Winter Cleaning

2016-02-11 - You've head of 'spring cleaning', but winter is an essential time for cleaning and protecting your grow space


Winter is a great time to relax and hang out indoors. However, it's also a good idea to do some garden maintenance at this time of year. For indoor growers, perhaps you can sterilize your space between cycles. Doing this thoroughly each time the seasons change is a good way to keep to an annual schedule. Outdoor growers (weather notwithstanding) will find their spring garden chores a little easier if a few simple tasks are completed during the colder months.


The most important thing you can do as a grower is to keep your room(s) as clean as possible. Starting with a dirty space will only ensure that you will encounter problems along the way – even the best growers occasionally experience gardening tragedies, so it's better to do what you can to prevent these problems from arising. That is, don't tempt fate.
Surfaces such as black/white plastic are better replaced than cleaned; if you truly cannot afford to do so, you run the risk of harboring fugitives during the cold, dusty months. Some species of pests hibernate over the winter, so don't assume that they aren't there just because you can't see them. These beasties can hide in the corners, cracks and crevices of any grow space, so do your best to avoid using porous surfaces during construction. When purchasing equipment be sure to ask how and with what to clean it; the choices you make in grow room technology may help or hurt your process later on.
Plastic flower pots, plant tags, pH meters, shelving units – everything should be sanitized and disinfected, if possible. If nothing else, scrub off all the layers of nutrients and other products that build up over the months. While some swear by bleach and other hard-core chemicals to truly sanitize their space, others realize that harm that is done to the environment as a result of releasing these substances into the water supply. If whatever you are using is burning your eyes, it's probably bad news. Try researching recipes for household cleaning agents made from natural ingredients such as baking soda, lemon juice, or vinegar.


Any brick or patio surfaces may be cleaned with a wire- or hard plastic brush. Decking can be washed to remove any traces of contamination from your last harvest. Choices abound in terms of disinfectant products, although even those among you not concerned about the environment should be well informed about the choices you make regarding these chemicals. There is always the possibility that you can disturb or ruin the progress of your plants by contaminating them with these substances. Rinse everything thoroughly after washing.
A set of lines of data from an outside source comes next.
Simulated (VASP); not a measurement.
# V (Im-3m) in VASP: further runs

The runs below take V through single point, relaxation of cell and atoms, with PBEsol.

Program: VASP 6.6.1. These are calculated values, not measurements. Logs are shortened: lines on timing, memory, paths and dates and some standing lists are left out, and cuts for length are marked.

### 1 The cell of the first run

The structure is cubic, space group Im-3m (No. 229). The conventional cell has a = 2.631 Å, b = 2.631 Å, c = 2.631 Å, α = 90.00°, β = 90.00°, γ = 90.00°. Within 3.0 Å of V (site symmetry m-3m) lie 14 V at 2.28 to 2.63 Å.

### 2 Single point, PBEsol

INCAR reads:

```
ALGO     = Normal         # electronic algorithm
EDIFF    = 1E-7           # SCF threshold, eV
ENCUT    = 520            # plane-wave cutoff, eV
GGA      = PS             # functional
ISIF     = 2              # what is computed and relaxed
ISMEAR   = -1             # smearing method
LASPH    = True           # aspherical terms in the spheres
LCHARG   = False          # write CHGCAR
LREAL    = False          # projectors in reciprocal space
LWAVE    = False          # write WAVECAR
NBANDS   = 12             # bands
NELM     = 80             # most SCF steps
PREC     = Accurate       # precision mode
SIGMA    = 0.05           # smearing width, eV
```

As with indoor grows, now is the perfect opportunity to clean all of your pots, implements and other gardening equipment all at once. It's not just the area, pots and tools that need to be cleaned up: cutting back the dead, dry growth on your other garden plants is a good way to prevent infestations, mold, or mildew. These brown dusty clumps of dead vegetation are the perfect breeding ground for certain parasites, which inhabit the soil and incubate until nicer breeding weather comes along.
A bit of hard work now goes a long way towards the success of your next crop.